* [FFmpeg-devel] [RFC] New swscale internal design prototype
@ 2025-03-08 22:53 Niklas Haas
2025-03-09 16:11 ` Martin Storsjö
` (2 more replies)
0 siblings, 3 replies; 6+ messages in thread
From: Niklas Haas @ 2025-03-08 22:53 UTC (permalink / raw)
To: ffmpeg-devel
Hi all,
for the past two months, I have been working on a prototype for a radical
redesign of the swscale internals, specifically the format handling layer.
This includes, or will eventually expand to include, all format input/output
and unscaled special conversion steps.
I am not yet at a point where the new code can replace the scaling kernels,
but for the time being, we could start usaing it for the simple unscaled cases,
in theory, right away.
Rather than repeating my entire design document here, I opted to collect my
notes into a design document on my WIP branch:
https://github.com/haasn/FFmpeg/blob/swscale3/doc/swscale-v2.txt
I have spent the past week or so ironing out the last kinks and extensively
benchmarking the new design at least on x86, and it is generally a roughly 1.9x
improvement over the existing unscaled special converters across the board,
before even adding any hand written ASM. (This speedup is *just* using the
less-than-optimal compiler output from my reference C code!)

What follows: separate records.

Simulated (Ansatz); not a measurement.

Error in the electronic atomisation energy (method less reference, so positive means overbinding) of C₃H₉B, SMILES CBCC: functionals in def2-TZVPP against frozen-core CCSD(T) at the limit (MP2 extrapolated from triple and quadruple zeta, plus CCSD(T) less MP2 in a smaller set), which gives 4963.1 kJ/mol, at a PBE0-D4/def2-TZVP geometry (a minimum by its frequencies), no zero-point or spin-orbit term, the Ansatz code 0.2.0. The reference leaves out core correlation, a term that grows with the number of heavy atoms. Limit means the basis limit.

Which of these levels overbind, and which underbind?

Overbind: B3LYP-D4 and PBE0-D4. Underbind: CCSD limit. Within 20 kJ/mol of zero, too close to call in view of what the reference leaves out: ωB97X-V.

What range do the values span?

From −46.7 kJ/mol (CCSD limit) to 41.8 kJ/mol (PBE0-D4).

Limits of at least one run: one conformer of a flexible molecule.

In some cases we even measure ~3-4x or even ~6x speedups, especially those
where swscale does not currently have hand written SIMD. Overall:
cpu: 16-core AMD Ryzen Threadripper 1950X
gcc 14.2.1:
single thread:
Overall speedup=1.887x faster, min=0.250x max=22.578x
multi thread:
Overall speedup=1.657x faster, min=0.190x max=87.972x
(The 0.2x slowdown cases are for rgb8/gbr8 input, which requires LUT support
for efficient decoding, but I wanted to focus on the core operations first
before worrying about adding LUT-based optimizations to the design)
I am (almost) ready to begin moving forwards with this design, merging it into
swscale and using it at least for unscaled format conversions, XYZ decoding,
colorspace transformations (subsuming the existing, horribly unoptimized,
3DLUT layer), gamma transformations, and so on.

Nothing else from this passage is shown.